Let $g \in R^{d}$ have $iid$ Gaussian components. Let $a \in R^{d}$, and let $b \in R^{d}$. be arbitrary vectors.
Consider the random variable $Y_{g,g}:= \frac{1}{n}\langle g,a \rangle \langle g, b \rangle$. What can be said about the tails of the random variable $Y$?
If $g$ were replaced with $\bar{g}$ a gaussian vector with iid components independent of $g$ then $Y$ is sub-exponential; absorbing $\frac{1}{\sqrt{n}}$ into each inner product shows that in this case $Y_{g, \bar{g}}$ is a product of independent Gaussians (in fact in this case, $Y_{g, \bar{g}}$ is called a decoupled Gaussian chaos I believe).
Best Answer
Let $X:=a\cdot g$ and $Y:=b\cdot g$. We want to bound the tails of the random variable (r.v.) $XY$ (the factor $\frac1n$ is clearly inessential). The r.v.'s $X$ and $Y$ are zero-mean jointly normal, with $Var\,X=|a|^2$, $Var\,Y=|b|^2$, and $Cov\,(X,Y)=a\cdot b$, where $|\cdot|$ is the Euclidean norm. By further rescaling, without loss of generality, $|a|=|b|=1$, and then \begin{equation} r:=Cov\,(X,Y)=a\cdot b\in[-1,1] \end{equation} and \begin{equation} (X,Y)=(U,rU+\sqrt{1-r^2}V) \end{equation} for some iid standard normal r.v.'s $U$ and $V$. The case of $r=\pm1$ is simple and will be henceforth excluded.
It follows that \begin{equation} M(t):=Ee^{tXY}=\frac{1}{\sqrt{1-2r t-(1-r^2)t^2}} \end{equation} for $t\in(-\frac1{1-r},\frac1{1+r})$ and $M(t)=\infty$ for the other real $t$.

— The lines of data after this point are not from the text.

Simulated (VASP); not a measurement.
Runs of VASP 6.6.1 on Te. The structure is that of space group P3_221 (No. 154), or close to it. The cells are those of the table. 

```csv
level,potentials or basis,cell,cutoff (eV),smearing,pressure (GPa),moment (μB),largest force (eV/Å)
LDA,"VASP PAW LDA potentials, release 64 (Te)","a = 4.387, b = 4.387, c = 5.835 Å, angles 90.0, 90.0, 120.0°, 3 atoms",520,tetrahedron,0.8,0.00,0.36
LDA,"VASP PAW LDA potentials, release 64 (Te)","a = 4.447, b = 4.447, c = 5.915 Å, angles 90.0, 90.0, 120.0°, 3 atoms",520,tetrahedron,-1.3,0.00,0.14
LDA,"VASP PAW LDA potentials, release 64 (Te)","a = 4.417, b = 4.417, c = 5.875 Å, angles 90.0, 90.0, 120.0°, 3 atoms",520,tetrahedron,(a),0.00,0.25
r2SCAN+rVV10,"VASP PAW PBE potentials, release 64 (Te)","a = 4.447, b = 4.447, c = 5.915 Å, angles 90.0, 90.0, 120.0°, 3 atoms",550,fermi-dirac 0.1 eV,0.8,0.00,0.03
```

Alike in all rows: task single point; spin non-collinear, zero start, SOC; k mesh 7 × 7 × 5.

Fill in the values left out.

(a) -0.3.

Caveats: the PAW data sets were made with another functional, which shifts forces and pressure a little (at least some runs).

So, for all real $x\ge\max[0,r]$, \begin{equation} \begin{aligned} &p_r^+(x):=P(XY\ge x)\le\inf_{t\ge0}e^{-tx}M(t)=e^{-t_x x}M(t_x) \\ & = \frac{\sqrt{2} x}{\sqrt{\sqrt{4 x^2+(1-r^2)^2}+r^2}-1} \\ &\times \exp \left(-\frac{\sqrt{4 x^2+(1-r^2)^2}-2 r x-(1-r^2)}{2 \left(1-r^2\right)}\right), \end{aligned} \end{equation} where \begin{equation} t_x:=\frac{\sqrt{4 x^2+(1-r^2)^2}-2 r x-(1-r^2)}{2 \left(1-r^2\right) x}. \end{equation} It follows that \begin{equation} p_r^+(x)\lesssim\sqrt{e x}\,e^{-x/(1+r)} \end{equation} as $x\to\infty$.
The left-tail probability $p_r^-(-x):=P(XY\le -x)$ can be estimated similarly or just using the identity $p_r^-(-x)=p_{-r}^+(x)$.